The story is finished, but it’s so awful that it probably could have actually been incomplete, and little would have changed, quality-wise. Aiden’s familial relationship at the core of the story is extremely melodramatic and corny and the characters around that focal point are shallow, boring, poorly written, and have faces that hardly emote. This also means that the choices — which fall extraordinarily short of the “world-changing” dilemmas that Techland initially discussed — lack weight since it’s nearly impossible to actually care about what happens to these characters or the undeveloped factions they are a part of. The bad writing is a constant headache since almost every scene from short side missions to pivotal story beats is horribly overwritten and poorly paced. Everyone drones on and on through static first-person camera shots; an astonishingly boring combination.
The game even repeatedly stops players during gameplay, too, as it usually has scenes that would be better served as gameplay or hold the player hostage as they watch a walkie-talkie conversation. With some memorable and noteworthy exceptions, main missions also regularly fail to take advantage of the game’s impressive parkour move set and confine them to enclosed spaces or combat-heavy zones. Most of the adrenaline-filled free-running is oddly relegated to the side content littered around the fairly standard open world. Between the constant gameplay interruptions and the inability to craft story missions around moving quickly, Dying Light 2 often misunderstands what it does best.

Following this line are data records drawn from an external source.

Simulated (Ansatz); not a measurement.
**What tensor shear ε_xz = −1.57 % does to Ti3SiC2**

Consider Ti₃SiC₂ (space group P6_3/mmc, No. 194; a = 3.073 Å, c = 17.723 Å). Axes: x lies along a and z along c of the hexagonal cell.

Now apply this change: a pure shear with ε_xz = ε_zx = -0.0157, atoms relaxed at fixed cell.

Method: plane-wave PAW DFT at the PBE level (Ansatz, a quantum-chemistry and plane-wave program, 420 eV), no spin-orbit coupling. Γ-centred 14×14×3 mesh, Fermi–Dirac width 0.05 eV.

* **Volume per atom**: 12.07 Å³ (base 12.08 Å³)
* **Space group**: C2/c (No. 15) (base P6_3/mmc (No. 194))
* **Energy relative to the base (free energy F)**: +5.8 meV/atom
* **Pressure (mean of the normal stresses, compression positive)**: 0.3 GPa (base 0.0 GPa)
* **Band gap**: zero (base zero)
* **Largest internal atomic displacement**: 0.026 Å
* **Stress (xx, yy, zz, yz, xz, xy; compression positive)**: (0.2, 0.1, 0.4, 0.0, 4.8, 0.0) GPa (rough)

Dying Light 2 doesn’t reach its full potential and is partially betrayed by Techland’s inability to ship a game that isn’t riddled with bugs but still manages to fulfill enough of the fantasy associated with being a free-runner during the apocalypse. Swiftly moving through the surrounding hellscape is satisfying and its violent melee fighting mechanics can sometimes achieve those same highs when everything goes right. Like the zombies in 1978’s Dawn of the Dead, Dying Light 2 sometimes limps along and other times, like the undead in the film’s 2004 remake, it sprints ahead at full throttle. It might take a moment for it to transition from limping to sprinting, but it is thrilling when it finally does.
SCORE: 7.5/10
As ComingSoon’s review policy explains, a score of 7 equates to “Good.” A successful piece of entertainment that is worth checking out, but it may not appeal to everyone.